CONTRIBUTING TO A 403(B) PLAN
In most cases, contributions to a 403(b) plan are made from employees' elective deferrals. The employee signs a salary reduction agreement with the employer authorizing him or her to reduce a certain amount from the employee's wages. This money is used to purchase an annuity contract or invest in a mutual fund. This annuity or mutual fund is the vehicle in which the 403(b) plan is invested.
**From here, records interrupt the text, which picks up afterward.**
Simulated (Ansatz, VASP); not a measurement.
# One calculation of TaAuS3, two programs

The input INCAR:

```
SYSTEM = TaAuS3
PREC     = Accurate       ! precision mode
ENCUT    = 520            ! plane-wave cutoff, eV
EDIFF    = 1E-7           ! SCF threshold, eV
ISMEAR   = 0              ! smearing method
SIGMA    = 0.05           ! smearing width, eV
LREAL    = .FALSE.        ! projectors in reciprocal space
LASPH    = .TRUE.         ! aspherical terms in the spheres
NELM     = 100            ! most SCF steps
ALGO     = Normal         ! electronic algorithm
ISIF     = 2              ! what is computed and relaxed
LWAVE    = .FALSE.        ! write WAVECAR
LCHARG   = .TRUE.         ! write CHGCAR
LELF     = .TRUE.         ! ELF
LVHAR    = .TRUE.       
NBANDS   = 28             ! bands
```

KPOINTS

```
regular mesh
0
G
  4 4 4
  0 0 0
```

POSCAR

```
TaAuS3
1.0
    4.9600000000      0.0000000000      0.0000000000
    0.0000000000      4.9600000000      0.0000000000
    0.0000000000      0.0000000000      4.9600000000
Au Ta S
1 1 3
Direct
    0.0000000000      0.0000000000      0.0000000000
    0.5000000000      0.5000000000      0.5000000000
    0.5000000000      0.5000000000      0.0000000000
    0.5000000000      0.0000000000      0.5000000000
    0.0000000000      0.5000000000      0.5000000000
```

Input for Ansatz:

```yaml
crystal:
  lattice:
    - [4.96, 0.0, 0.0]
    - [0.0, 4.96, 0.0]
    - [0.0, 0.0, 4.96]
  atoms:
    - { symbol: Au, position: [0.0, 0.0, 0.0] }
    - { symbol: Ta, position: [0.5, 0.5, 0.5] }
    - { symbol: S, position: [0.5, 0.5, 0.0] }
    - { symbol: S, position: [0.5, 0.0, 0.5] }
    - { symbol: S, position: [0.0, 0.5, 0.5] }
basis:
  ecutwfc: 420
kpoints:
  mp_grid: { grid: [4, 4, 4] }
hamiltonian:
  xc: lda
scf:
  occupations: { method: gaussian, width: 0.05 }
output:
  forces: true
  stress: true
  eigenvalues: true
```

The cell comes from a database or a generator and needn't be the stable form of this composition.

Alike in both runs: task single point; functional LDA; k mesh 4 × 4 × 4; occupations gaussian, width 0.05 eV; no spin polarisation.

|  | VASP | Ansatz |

Before proceeding further, you will need to know what an exclusion allowance is. An exclusion allowance is the maximum amount that can be deferred to the plan free of tax. Thus, if the exclusion allowance is $2,000, up to $2,000 worth of deferrals will be tax-free. Amounts exceeding that will be taxed. The IRS issues regulations and formulas to help compute an individual's exclusion allowance for the year.
An individual may elect to defer an amount up to the exclusion allowance. This is pre-tax, so no deduction can be taken on a tax return. The employee's W2 will reflect the lower taxable income.
It should be noted that participation in a 403(b) plan qualifies as participation in an employer-sponsored retirement program. This may have consequences for an individual who is putting money into a second retirement plan. Someone who contributes to a tax-deferred annuity plan may not be eligible (depending upon his or her income) to deduct contributions to an individual retirement account.
HOW ARE 403(B) PLANS TAXED?
All deferrals within the exclusion allowance are tax-deductible. Tax is also deferred on the contributions, the net investment income, and realized capital gains that accumulate in the plan, until the individual begins making withdrawals from it. For example, imagine a teacher who paid $10,000 into a 403(b) over several years. Suppose that the account is now worth $16,000. If the teacher chooses to receive a lump-sum distribution, the entire amount ($16,000) will be taxed as ordinary income.
Instead of receiving a periodic distribution, an individual may instead elect to receive a lump-sum distribution.
This concludes the tutorial on 403(b) plans.